Harvard Uni Press backs Sheldon Pollock against JNU baiters

“We’ve been—and we remain—extremely proud of and gratified by our work with Rohan Murty, Sheldon Pollock…”

GN Bureau | March 12, 2016


#nationalism   #JNURow   #academics   #JNU   #Rohan Murty   #Harvard University Press   #Sheldon Pollock  
A volume from the Murty Classical Library of India
A volume from the Murty Classical Library of India

Sheldon Pollock, a preeminent Indologist who has been facing criticism from Hindutva hardliners and right-leaning academics after he expressed solidarity with the JNU students and teachers facing allegation of antinational activities, has found support from the venerable publisher Harvard University Press (HUP).

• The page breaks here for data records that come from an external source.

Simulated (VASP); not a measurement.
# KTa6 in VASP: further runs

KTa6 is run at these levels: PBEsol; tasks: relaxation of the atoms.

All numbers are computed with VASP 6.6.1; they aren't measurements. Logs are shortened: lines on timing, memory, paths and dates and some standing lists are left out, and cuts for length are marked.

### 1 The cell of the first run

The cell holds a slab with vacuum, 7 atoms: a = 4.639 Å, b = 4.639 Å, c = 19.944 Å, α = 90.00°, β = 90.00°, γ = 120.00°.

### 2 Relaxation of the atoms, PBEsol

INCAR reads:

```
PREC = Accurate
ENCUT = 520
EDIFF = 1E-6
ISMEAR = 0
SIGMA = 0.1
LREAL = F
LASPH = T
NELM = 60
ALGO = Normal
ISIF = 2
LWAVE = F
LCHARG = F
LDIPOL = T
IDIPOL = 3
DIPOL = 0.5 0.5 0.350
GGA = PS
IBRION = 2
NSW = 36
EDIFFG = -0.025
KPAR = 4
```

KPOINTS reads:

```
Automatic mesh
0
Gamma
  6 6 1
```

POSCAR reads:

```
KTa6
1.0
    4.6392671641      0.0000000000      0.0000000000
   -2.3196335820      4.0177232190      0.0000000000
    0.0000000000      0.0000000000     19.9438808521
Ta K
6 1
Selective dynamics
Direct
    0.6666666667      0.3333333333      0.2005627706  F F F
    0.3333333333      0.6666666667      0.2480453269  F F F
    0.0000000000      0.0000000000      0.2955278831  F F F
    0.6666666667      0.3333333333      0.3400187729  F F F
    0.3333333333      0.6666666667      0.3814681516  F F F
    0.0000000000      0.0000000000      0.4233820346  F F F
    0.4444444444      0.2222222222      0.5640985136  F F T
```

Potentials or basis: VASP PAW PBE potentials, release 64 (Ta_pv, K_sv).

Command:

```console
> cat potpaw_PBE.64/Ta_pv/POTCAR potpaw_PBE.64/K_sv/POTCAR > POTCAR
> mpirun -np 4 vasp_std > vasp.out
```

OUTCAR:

Pollock, professor of Sanskrit and South Asian studies at Columbia University, is the general editor of the Murty Classical Library of India, founded by Rohan Narayan Murty, and published by HUP.

HUP, in a blog posting on March 11 titled ‘Cultures of All the Lands’, has noted:

“We’ve been—and we remain—extremely proud of and gratified by our work with Rohan Murty, Sheldon Pollock, and scholars the world over both to invigorate the study of Indic classics in their own right and to facilitate a more capacious understanding of our collective classical tradition. Indeed, none involved see any limit to its potential growth in time.”

Pollock joined scholars and institutions around the world in expressing support to the beleaguered students, faculty and staff of JNU, New Delhi, “who’ve seen their political expression cast as anti-national sedition”. The HUP blog notes that, “Pollock’s action in doing so has been received by some as a political intervention unbefitting his post with the Murty Library, and put forth as evidence that such a project could be properly guided only by Indian scholars themselves. This past weekend Rohan Murty addressed those concerns, reiterating his intention to aggressively counter the crisis he and Pollock saw, and his willingness to work alongside any honest scholars who shared that goal.”

Further, the blog post also recalls Pollock’s famous essay, Crisis in the Classics, and quotes at length from it:

“India is confronting a calamitous endangerment of its classic knowledge, and India today may have reached the point the rest of the world will reach tomorrow. This form of knowledge, under the sign of a critical classicism, must be recovered and strengthened not for the mere satisfaction of those outside of India who cultivate the study of its past but for the good of the people of India themselves. I may not have ready to hand an institutional solution to the crisis in the classics, but I remain hopeful that one can be found. Achieving this solution will require a collective public conversation on the problem—and the conversation must be insistent and loud.”